101 Things v2 - 2009 to 2011,  Atlanta,  Family,  Infant and Toddler

Fernbank Museum

(I apologize in advance for all of the pictures! Some are mine and some are my father’s.)

We are starting to introduce Luke to the wonders of museums. I have been a museum nut since I was a child, probably starting around his age, and I can only hope the same for him. As many of you know, one of the things on my 101 List was to take Luke to the Fernbank Museum. He’s already been to Fernbank Science Center (it’s free!), and it is the one I remember visiting when I was in Kindergarten or so. They even still have some of the same displays, though they are now in different places. I really miss their gem exhibit; I wonder what happened to it.

Anyway, the point being, I wanted to take Luke to the big museum to see the dinosaur bones and exhibit, I just wasn’t sure when we would get around to it. As I mentioned in my previous post, Luke came home a couple of weeks ago telling us all about dinosaurs, which they were learning about in school. Now he was already somewhat familiar with dinosaurs from some books we have at home, but he was also talking about how you can see dinosaur bones at museums. They even did the cutest craft at school about dinosaur bones:

Deciding to take the cosmic hint that was being waved in my face, and definitely wanting to reinforce that things you learn about in school really are real and do relate to the real world, we made plans to visit Fernbank Museum. Upon learning that my parents would also be visiting last weekend, we invited them along. We even decided not to change plans, despite the fact that temps were only in the teens that morning. After doing the math at the ticket window, we became contributing members, so now we can go back all year! There are a couple of special exhibitions coming that I would really like to see, and they are free with membership.

Luke was appropriately awed when we walked in. You come in on the second level, literally about head high with a replica of the largest dinosaur skeleton ever found on earth. He waited on the second floor just long enough for me to take this picture:

And then he was ready to run down the spiral staircase, which lent itself beautifully to these two pictures, which I absolutely love:

Here are some other shots of the main atrium:

And we even ventured outside briefly (remember, temps below freezing, and Luke and I were not wearing coats inside) when I spotted the stegosaurus statue. Luke wasn’t too sure about getting this close at first, but after I demonstrated that it was safe, he was okay.
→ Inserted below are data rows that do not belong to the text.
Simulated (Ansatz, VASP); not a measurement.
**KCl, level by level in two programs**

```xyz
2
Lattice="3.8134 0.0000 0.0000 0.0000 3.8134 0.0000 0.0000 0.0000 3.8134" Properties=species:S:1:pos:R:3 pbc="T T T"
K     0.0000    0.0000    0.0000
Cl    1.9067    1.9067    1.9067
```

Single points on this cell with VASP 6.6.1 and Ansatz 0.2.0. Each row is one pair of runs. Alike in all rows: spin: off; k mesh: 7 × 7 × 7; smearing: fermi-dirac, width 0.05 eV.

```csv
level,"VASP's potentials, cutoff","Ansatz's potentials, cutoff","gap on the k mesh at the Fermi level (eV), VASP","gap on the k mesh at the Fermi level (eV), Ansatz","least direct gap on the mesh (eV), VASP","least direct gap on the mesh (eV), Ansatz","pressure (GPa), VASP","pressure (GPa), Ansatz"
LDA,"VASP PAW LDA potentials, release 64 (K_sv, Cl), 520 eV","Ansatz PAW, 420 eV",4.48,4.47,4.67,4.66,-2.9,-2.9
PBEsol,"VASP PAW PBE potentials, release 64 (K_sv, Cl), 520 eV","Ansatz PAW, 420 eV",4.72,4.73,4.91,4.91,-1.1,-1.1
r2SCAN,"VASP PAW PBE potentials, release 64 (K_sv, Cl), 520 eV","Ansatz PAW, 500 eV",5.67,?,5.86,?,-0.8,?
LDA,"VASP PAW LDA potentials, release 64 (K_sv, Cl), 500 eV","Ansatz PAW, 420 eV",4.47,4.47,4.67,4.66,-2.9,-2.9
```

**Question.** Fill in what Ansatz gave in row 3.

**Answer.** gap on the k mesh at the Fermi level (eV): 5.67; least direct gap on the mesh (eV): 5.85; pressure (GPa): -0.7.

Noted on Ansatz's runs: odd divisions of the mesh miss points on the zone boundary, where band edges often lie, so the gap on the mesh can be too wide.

Not much else to do down there when there is no special temporary exhibit on display and you’re not going to see an IMAX film, so we headed back up to the second floor. (I love this shot; thanks Dad!)

While all of the exhibits are fairly interesting, we were mainly there for (what else) the dinosaurs. I knew there were some more hiding in the back of the Walk Through Time section on the second floor. Luke stopped here and there to look at some of the animals of the different regions on the way in. He particularly liked the birds, though he thought some of the bird sound effects were too loud. Then came the most awesome room ever!

And I do really want to mention this particular display. This is a giant sloth, or a model of what they think one looked like back when it roamed around Georgia. A near-complete skeleton was found in coastal Georgia in 1991. See:

But the really interesting thing? Those “divers” the sign mentions? I personally know the man who found it! He’s a doctor by profession and does black water diving in the local rivers as a hobby. (He is also an avid windsurfer.) My mom has worked for him for years and years, and I think she was working for him at the time of the discovery (she would have been new then). The sign doesn’t credit him specifically, so I would like to properly honor Dr. Rob Rittgers for his amazing find.

After that, it was up to the third and final floor. I caught the first shot when Luke wanted to look out on the dinos from way above. The third floor is mainly the kid’s area. There is a small exhibit room at the top of the stairs, where I got this really cool shot of Luke’s reflection by accident (using the DSLR that Dad let me play with a little).

There was also an interactive “hands on” area that is nearly as much fun for the grown-ups as the kids. Luke particularly enjoyed the bubbles, the triple color shadows, and the television weather map demos. And I didn’t realize until we got up there that it looks out over the dinosaur area, so I got a great shot of Luke with is mostest favoritest dinosaur: the pterodactyl.

By this point, it was right at lunchtime, and Luke was starting to crash fast. Where better to eat when already practically downtown on Ponce? Zesto’s! It’s a family tradition dating back over 35 years, given that my parents used to go on dates there, and DH and I visited plenty of times for a quick dinner before the annual Fox Summer Film Fest (you know, back when we could attend those). So here we are, three generations, ready to enjoy burgers, dogs, tater tots, and the world’s best soft serve at Zesto’s. (Shame on me for forgetting my mini-tripod!) It was a truly great day!